The production of Emancipation put effort into conveying the scale of Civil War era Louisiana. Sweeping shots of the work site are full of extras hammering at the railroad, digging and carrying wood.
Later, Peter runs through empty battlefields littered with bodies and debris, and the film climaxes in a battle between Union and Confederate armies. Peter’s wife Dodienne (Charmaine Bingwa) works a full cotton gin on the plantation.
In an era of digital movies, of which Smith has made many, Smith and director Antoine Fuqua used their clout to stage epic scenes in the old school Hollywood tradition. The purpose is to be authentic rather than entertaining, but it’s still impressive.
Less impressive was the decision to present Emancipation in a pseudo black and white aesthetic. Faint hints of color emerge in the anguished faces of slaves, animal fur, some grass and bloody effects of violence but feel gimmicky rather than impactful.
Emancipation does depict the graphic brutality of slavery and war. It doesn’t pull punches in that regard.

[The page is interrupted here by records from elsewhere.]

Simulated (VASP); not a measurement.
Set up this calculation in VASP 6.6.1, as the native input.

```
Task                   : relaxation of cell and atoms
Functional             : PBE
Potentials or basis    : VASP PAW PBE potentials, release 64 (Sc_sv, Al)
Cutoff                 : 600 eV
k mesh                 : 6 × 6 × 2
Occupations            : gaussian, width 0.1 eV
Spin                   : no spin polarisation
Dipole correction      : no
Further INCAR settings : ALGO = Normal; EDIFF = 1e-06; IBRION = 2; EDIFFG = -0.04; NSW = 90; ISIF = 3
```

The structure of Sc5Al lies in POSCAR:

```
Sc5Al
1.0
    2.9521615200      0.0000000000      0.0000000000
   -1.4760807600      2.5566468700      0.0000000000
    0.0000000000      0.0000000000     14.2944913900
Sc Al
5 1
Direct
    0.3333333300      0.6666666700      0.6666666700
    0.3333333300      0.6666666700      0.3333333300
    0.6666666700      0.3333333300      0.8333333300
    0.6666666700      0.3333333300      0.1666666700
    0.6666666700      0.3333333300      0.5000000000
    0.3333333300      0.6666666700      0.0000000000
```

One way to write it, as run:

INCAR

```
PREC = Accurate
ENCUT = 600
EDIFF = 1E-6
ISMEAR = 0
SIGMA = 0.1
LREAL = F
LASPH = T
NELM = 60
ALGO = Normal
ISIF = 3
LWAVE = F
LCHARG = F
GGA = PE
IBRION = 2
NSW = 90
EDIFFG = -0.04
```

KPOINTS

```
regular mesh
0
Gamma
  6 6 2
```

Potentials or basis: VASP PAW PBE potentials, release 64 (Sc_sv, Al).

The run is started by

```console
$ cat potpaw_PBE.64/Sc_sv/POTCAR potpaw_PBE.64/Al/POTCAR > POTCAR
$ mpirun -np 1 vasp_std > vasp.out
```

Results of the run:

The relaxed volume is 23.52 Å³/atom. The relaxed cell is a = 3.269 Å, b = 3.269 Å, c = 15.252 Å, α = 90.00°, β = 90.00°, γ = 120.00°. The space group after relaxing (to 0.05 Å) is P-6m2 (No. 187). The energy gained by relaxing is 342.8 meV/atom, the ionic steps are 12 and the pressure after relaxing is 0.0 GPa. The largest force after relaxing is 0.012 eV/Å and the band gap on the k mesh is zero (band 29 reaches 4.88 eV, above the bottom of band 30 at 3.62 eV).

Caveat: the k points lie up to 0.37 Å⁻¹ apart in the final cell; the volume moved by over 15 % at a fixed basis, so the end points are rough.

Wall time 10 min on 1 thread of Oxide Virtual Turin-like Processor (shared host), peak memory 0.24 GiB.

In fashioning Peter’s story into a 133 minute movie, Emancipation makes familiar concessions to cinematic formula. Other escapees fare worse than Peter simply because they’re not played by the movie star, so they are sacrificed to establish the stakes for Peter.
That may be unavoidable in making Peter the main character, but another cliche is blatant. Emancipation has the all too familiar scene where someone has a gun on Peter and a gunshot rings out, but Peter discovers someone off camera saved him.
That cliche should be retired in modern-day movies, let alone ones based on true stories.
Historians would be better equipped to evaluate how accurate Emancipation actually is. As a film, it employs impressive resources to depict a difficult subject in a familiar format.
Fred Topel, who attended film school at Ithaca College, is a UPI entertainment writer based in Los Angeles. He has been a professional film critic since 1999, a Rotten Tomatoes critic since 2001 and a member of the Television Critics Association since 2012. Read more of his work in Entertainment.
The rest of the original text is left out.